In the event that any of the material failures have not been corrected prior to the date of the certification, the RO must make a Qualified Certification.

If the response to this question is “no”, you will be prompted with another question to indicate if there were any events of default during the certification period.

Material Failures

Participating FFI (PFFI)

A material failure is a failure of the PFFI to fulfill the requirements of the FFI agreement if the failure was the result of a deliberate action on the part of one or more of the employees of the PFFI (its agent, sponsor, or compliance FI) to avoid the requirements of the FFI agreement or was an error attributable to a failure of the FFI to implement internal controls sufficient for the PFFI to be in compliance with its agreement.  A material failure includes the following:

(i) The deliberate or systemic failure of the participating FFI to report accounts that it was required to treat as U.S. accounts;

(ii) The deliberate or systemic failure to withhold on pass thru payments to the extent require;

(iii)  The deliberate or systemic failure to deposit taxes withheld;

(iv) The deliberate or systemic failure to accurately report recalcitrant account holders (or non-consenting U.S. accounts under an applicable Model 2 IGA) or payees that are nonparticipating FFIs as required;

(v) A criminal or civil penalty or sanction imposed on the participating FFI (or any branch or office thereof) by a regulator or other governmental authority or agency with oversight over the participating FFI's compliance with the AML due diligence procedures to which it (or any branch or office thereof) is subject and that is imposed based on a failure to properly identify account holders under the requirements of those procedures; and

(vi) A potential future tax liability related to the participating FFI's compliance (or lack thereof) with the FFI agreement for which the FFI establishes, for financial statement purposes, a tax reserve or provision.

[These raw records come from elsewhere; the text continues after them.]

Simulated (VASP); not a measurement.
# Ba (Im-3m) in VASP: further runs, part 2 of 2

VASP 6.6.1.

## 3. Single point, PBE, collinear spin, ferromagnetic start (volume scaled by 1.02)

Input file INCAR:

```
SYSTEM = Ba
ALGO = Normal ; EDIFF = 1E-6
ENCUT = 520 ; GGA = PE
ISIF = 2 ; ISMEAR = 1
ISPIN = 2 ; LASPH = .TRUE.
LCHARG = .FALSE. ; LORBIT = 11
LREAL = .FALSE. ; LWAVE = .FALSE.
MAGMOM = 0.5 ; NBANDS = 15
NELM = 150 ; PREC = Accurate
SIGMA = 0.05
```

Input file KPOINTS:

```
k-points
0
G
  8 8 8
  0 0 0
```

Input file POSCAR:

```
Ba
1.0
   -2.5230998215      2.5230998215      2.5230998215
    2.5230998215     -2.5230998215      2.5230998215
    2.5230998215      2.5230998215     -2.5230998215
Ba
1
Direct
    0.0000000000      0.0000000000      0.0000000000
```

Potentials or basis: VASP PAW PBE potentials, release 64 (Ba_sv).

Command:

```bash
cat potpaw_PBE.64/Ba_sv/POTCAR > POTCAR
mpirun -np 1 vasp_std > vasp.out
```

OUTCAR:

A material failure will not constitute an event of default unless such material failure occurs in more than limited circumstances when a PFFI has not substantially complied with the requirements of an FFI agreement.

Sponsoring entities of sponsored FFIs

A material failure is a failure of the sponsoring entity with respect to each sponsored FFI to satisfy the requirements under the regulations or an applicable Model 2 IGA if the failure was the result of a deliberate action on the part of one or more employees of the sponsoring entity or was an error attributable to a failure of the sponsoring entity to implement internal controls sufficient for the sponsoring entity to meet its requirements. A material failure includes the following:

(i) With respect to any sponsored FFI, the deliberate or systemic failure of the sponsoring entity to report accounts that it was required to treat as U.S. accounts;

(ii) With respect to any sponsored FFI, the deliberate or systemic failure of the sponsoring entity to withhold on pass thru payments to the extent require;

(iii)  With respect to any sponsored FFI, the deliberate or systemic failure of the sponsoring entity to deposit taxes withheld;

(iv) With respect to any sponsored FFI, the deliberate or systemic failure of the sponsoring entity to accurately report recalcitrant account holders (or non-consenting U.S. accounts under an applicable Model 2 IGA) or payees that are nonparticipating FFIs as required;

(v) A criminal or civil penalty or sanction imposed on the sponsoring entity or any sponsored FFI (or any branch or office of the sponsoring entity or any sponsored FFI) by a regulator or other governmental authority or agency with oversight over the sponsoring entity's compliance with the AML due diligence procedures to which it (or any branch or office thereof) is subject and that is imposed based on a failure to properly identify account holders under the requirements of those procedures;

(vi) A potential future tax liability of any sponsored FFI related to its compliance (or lack thereof) with the due diligence, withholding and reporting requirements for which such sponsored FFI has established, for financial statement purposes, a tax reserve or provision;

(vii) A potential contractual liability under the sponsorship agreement of the sponsoring entity to any sponsored FFI related to the sponsoring entity’s compliance (or lack thereof) with its requirements as a sponsoring entity for which the sponsoring entity has established, for financial purposes, a reserve or provision; and

(viii) Failure to register with the IRS as a sponsoring entity or to register each sponsored FFI as required.

A material failure will not constitute an event of default unless such material failure occurs in more than limited circumstances when a sponsoring entity has not substantially complied with its requirements.